By Derrick Perkins (File photo)
Food trucks have until October 2015 to prove their viability, but just how city officials will determine whether the grand experiment is a success or failure remains a mystery.
A narrow majority of city councilors gave a pilot program for the roving restaurants the thumbs up earlier this month, easing longstanding regulations on the culinary craze. For a little more than a year, food trucks can serve hungry patrons at off-street sites, like public property — think parks and schools — special events, farmer’s markets and private gatherings.
As the sun sets on the pilot program, which begins July 1, city councilors expect to wade back into the contentious debate and determine whether to grant food trucks more flexibility in the city, keep it as is or return to the status quo. But it’s not clear how the program’s success — or failure — will be judged.
“City council did not attach metrics to their ordinance and did not direct staff to attach metrics,” said city spokesman Craig Fifer, “So it is something that we’re going to explore as we put together the regulations, but not something that city council required.”
And that has Nathan Macek concerned. The planning commissioner testified before city council as the pilot program came up for a vote, though his call to track the initiative’s performance fell on deaf ears.

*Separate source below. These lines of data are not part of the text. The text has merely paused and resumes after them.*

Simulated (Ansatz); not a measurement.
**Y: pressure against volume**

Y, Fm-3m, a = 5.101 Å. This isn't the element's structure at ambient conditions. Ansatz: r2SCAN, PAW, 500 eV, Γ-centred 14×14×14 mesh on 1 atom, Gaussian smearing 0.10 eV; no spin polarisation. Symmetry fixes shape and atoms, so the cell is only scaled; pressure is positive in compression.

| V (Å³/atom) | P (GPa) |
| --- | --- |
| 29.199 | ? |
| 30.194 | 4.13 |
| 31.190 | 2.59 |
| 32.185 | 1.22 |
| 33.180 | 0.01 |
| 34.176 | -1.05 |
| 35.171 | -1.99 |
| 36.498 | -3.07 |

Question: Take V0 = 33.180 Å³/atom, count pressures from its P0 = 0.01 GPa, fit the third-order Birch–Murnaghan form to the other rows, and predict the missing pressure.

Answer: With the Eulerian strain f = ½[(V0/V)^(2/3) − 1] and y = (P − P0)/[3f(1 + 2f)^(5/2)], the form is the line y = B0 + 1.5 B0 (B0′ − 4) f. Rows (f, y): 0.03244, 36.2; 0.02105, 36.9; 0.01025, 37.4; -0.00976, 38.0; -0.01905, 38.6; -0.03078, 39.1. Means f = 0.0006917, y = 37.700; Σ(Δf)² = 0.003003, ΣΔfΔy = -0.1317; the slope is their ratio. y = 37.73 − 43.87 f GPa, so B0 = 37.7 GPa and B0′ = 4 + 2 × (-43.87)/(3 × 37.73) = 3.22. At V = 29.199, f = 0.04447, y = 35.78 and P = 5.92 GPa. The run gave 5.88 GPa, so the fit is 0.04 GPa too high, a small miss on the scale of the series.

“My general view on this sort of pilot program is you’re doing it for a temporary reason, for a purpose. Usually, that’s because you’re going to reevaluate it in the future,” Macek said. “I think in order to make that decision or to decide how to improve the program, you need to have some idea of what it is you’re going to be tracking or noting over time to make that decision.”
It’s not a position specific to food trucks, Macek said, which attracted controversy from the moment City Manager Rashad Young unveiled a proposal to let the four-wheeled eateries roll into Alexandria. It just makes sense, he said.
“In the end, this is about making informed policy decisions, making sure that council and the public have information that people can use to help understand how the conclusions were reached that resulted in public policy,” Macek said.
Were the planning commissioner overseeing the program, he would track complaints filed by residents, monitor how many trucks are doing business in the city at any given moment in time and routinely survey their proprietors.
Dak Hardwick, a member of the Alexandria Chamber of Commerce’s board of directors, is focused on another question: How will the food trucks affect the city’s brick-and-mortar retailers? Though supportive of roving restaurants, the chamber wants a business impact study undertaken before opening Alexandria up any more to the culinary phenomenon.
“The city needs to have some additional data and information to be able to understand the ramifications of decisions that appear on the docket,” Hardwick said. “We think that it’s important to reverse the trend of declining business tax revenue in the city.”
Though the city’s top attorneys worry a government-led study could leave City Hall open to a lawsuit — if officials later used the conclusions to force food trucks out of Alexandria — the chamber is ready and willing to lend a hand, Hardwick said.
“There are some [city council] members who agree that the information would be very helpful and would be a big part of a decision-making process,” he said. “It’s the manner in which it is generated — who generates it — that are the outstanding questions and those questions can be overcome.”
Ask Che Ruddell-Tabisola how residents and officials can determine whether food trucks are a success or failure and he will tell you that it’s pretty simple: What are the customers saying?
“I think, ultimately, the success or failure of the pilot program will boil down to whether or not Alexandria’s residents, workers and visitors can get to food trucks where they want, when they want to, and how they enjoy the food,” said Ruddell-Tabisola, who co-owns the BBQ Bus and serves as the executive director of the DMV Food Truck Association. “For me, a key metric or measurement would be a survey.”
Though food truck supporters urged city councilors to go above and beyond a pilot program — letting mobile restaurants serve customers curbside across town — he described the initiative in glowing terms.
For one, it puts in place a regulatory scheme for food truck operators, he said. And it gives four-wheeled eateries a greater presence in the city.
Ruddell-Tabisola hopes the pilot program will familiarize residents with food trucks, if they do not already take advantage of the mobile meal option elsewhere in the region. He and his fellow owners will get their first chance June 6, when the West End Business Association will host a food truck rodeo at Southern Towers on Seminary Road.
“I think people will have the opportunity to see us and demystify us — do some myth busting,” Ruddell-Tabisola said. “The first opportunity we’ll have is the [food truck rodeo]. That’s just a great opportunity and we hope city council members and city staff, even those folks who are skeptical, we just hope they come and get the chance to introduce themselves and get some food. Hopefully, there will be more opportunities.”